1.3.4 Failure Fencing (Sun Cluster 2.2 Software Installation Guide)

Sun Cluster 2.2 Software Installation Guide

1.3.4 Failure Fencing

In any clustering system, once a node is no longer in the cluster, it must be prevented from continuing to write to the multihost disks. Otherwise, data corruption could ensue. The surviving nodes of the cluster need to be able to start reading from and writing to the multihost disk. If the node that is no longer in the cluster is continuing to write to the multihost disk, its writes would confuse and ultimately corrupt the updates that the surviving nodes are performing.

Preventing a node that is no longer in the cluster from writing to the disk is called failure fencing. Failure fencing is very important for ensuring data integrity by preventing an isolated node from coming up in its own partition as a separate cluster when the actual cluster exists in a different partition.

Caution -

It is very important to prevent the faulty node from performing I/O as the two cluster nodes now have very different views. The faulty node's cluster view includes both cluster members (because it has not been reconfigured), while the surviving node's cluster view consists of a one-node cluster (itself).
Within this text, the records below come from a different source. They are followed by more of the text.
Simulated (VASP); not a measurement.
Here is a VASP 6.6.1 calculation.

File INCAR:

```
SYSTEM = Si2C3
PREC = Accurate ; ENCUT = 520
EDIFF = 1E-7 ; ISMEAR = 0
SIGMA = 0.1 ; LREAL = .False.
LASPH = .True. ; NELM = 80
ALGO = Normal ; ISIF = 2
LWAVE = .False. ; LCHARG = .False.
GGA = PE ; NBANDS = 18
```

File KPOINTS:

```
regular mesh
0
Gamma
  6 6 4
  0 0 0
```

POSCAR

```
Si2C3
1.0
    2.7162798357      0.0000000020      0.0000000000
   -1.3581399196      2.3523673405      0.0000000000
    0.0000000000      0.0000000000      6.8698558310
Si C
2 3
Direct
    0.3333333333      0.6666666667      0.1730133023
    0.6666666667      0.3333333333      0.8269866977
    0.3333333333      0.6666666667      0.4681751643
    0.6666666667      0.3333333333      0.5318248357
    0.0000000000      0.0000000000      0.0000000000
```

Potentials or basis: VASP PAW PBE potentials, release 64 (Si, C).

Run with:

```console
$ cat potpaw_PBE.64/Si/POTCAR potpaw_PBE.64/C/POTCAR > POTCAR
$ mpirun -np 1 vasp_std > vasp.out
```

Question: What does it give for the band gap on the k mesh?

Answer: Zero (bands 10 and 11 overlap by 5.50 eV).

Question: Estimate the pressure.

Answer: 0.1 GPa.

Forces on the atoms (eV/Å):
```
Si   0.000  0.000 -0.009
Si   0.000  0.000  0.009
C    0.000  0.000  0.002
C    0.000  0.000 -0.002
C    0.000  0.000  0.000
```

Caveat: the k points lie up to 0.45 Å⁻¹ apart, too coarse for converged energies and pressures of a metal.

In a two-node cluster, if one node hangs or fails, the other node detects the missing heartbeats from the faulty node and reconfigures itself to become the sole cluster member. Part of this reconfiguration involves fencing the shared devices to prevent it from performing I/O on the multihost disks. In all Sun Cluster configurations with only two-nodes, this is accomplished through the use of SCSI-2 reservations on the multihost disks. The surviving node reserves the disks and prevents the failed node from performing I/O on the reserved disks. The semantics of the SCSI-2 reservation is that it is atomic in nature and if two nodes simultaneously attempt to reserve the device, one is guaranteed to succeed and the other guaranteed to fail.

1.3.4.1 Failure Fencing (SSVM and CVM)

Failure fencing is done differently depending on the cluster topology. The simplest case is a two-node cluster.

Failure Fencing Two-Node Clusters

In a two-node cluster, the quorum device determines which node remains in the cluster and the failed node is prevented from starting its own cluster because it cannot reserve the quorum device. SCSI-2 reservation is used to fence a failed node and prevent it from updating the multihost disks.

Failure Fencing Greater Than Two-Node Clusters

The difficulty with the SCSI-2 reservation model used in two-node clusters is that the SCSI reservations are host-specific. If a host has issued reservations on shared devices, it effectively shuts out every other node that can access the device, faulty or not. Consequently, this model breaks down when more than two nodes are connected to the multihost disks in a shared disk environment such as OPS.

For example, if one node hangs in a three-node cluster, the other two nodes reconfigure. However, neither of the surviving nodes can issue SCSI reservations to protect the underlying shared devices from the faulty node, as this action also shuts out the other surviving node. But without the reservations, the faulty node might "wake up" and issue I/O to the shared devices, despite the fact that its view of the cluster is no longer current.

Consider a four-node cluster with storage devices directly accessible from all the cluster nodes. If one node hangs, and the other three nodes reconfigure, none of them can issue the reservations to protect the underlying devices from the faulty node, as the reservations will also prevent some of the valid cluster members from issuing any I/O to the devices. But without the reservations, we have the real danger of the faulty node "waking up" and issuing I/O to shared devices despite the fact that its view of the cluster is no longer current.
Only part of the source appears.